Vladimir_Nesov comments on Vladimir_Nesov’s Shortform

Vladimir_Nesov 16 Sep 2025 18:00 UTC
31 points
0
By 2027-2028, pretraining compute might get an unexpected ~4x boost in price-performance above trend. Nvidia Rubin NVL144 CPX will double the number of compute dies per rack compared to the previously announced Rubin NVL144, and there is a May 2025 paper demonstrating BF16 parity of Nvidia’s NVFP4 4-bit block number format.

The additional chips^[1] in the NVL144 CPX racks don’t introduce any overhead to the scale-up networking of the non-CPX chips (they mostly just increase the power consumption), and they don’t include HBM, thus it’s in principle an extremely cost-effective increase in the amount of compute (if it can find high utilization). It’s not useful for decoding/generation (output tokens), but it can be useful for pretraining (as well as the declared purpose of prefill, input token processing during inference). Not being included in a big scale-up world could in principle be a problem early in a large pretraining run, because it forces larger batch sizes, but high-granularity MoE (where many experts are active) can oppose that, and also merely getting into play a bit later in a pretraining run once larger batch sizes are less of a problem might be impactful enough.

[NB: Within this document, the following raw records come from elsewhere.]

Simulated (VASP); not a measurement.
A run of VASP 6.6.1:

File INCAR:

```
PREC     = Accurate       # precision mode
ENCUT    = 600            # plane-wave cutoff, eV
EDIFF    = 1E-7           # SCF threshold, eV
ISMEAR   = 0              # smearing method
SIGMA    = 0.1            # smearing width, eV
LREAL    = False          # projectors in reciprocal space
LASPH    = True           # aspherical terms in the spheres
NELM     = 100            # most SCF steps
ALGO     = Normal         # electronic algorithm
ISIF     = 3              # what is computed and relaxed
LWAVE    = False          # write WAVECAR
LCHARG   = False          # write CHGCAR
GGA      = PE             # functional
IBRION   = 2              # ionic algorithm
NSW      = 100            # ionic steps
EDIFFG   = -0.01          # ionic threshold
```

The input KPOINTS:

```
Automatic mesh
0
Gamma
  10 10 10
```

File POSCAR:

Previously only FP8 looked plausible as a pretraining number format, but now there is a new paper that describes a better block number format and a pretraining process that plausibly solve the major issues with using FP4. NVFP4 uses a proper FP8 number (rather than a pure exponent, a power of 2) as the scaling factor that multiplies the 4-bit numbers within a block, and the number blocks are organized as small squares rather than parts of lines in the matrix. The pretraining method has a new kind of “cooldown” phase where the training is finished in BF16, after using NVFP4 for most of the training run. This proves sufficient to arrive at the same loss as pure BF16 pretraining (Figure 6b). Using this to scale the largest attempted training run seems risky, but in any case the potential to make use of this boost in price-performance at some point, if a bit later, won’t be going away.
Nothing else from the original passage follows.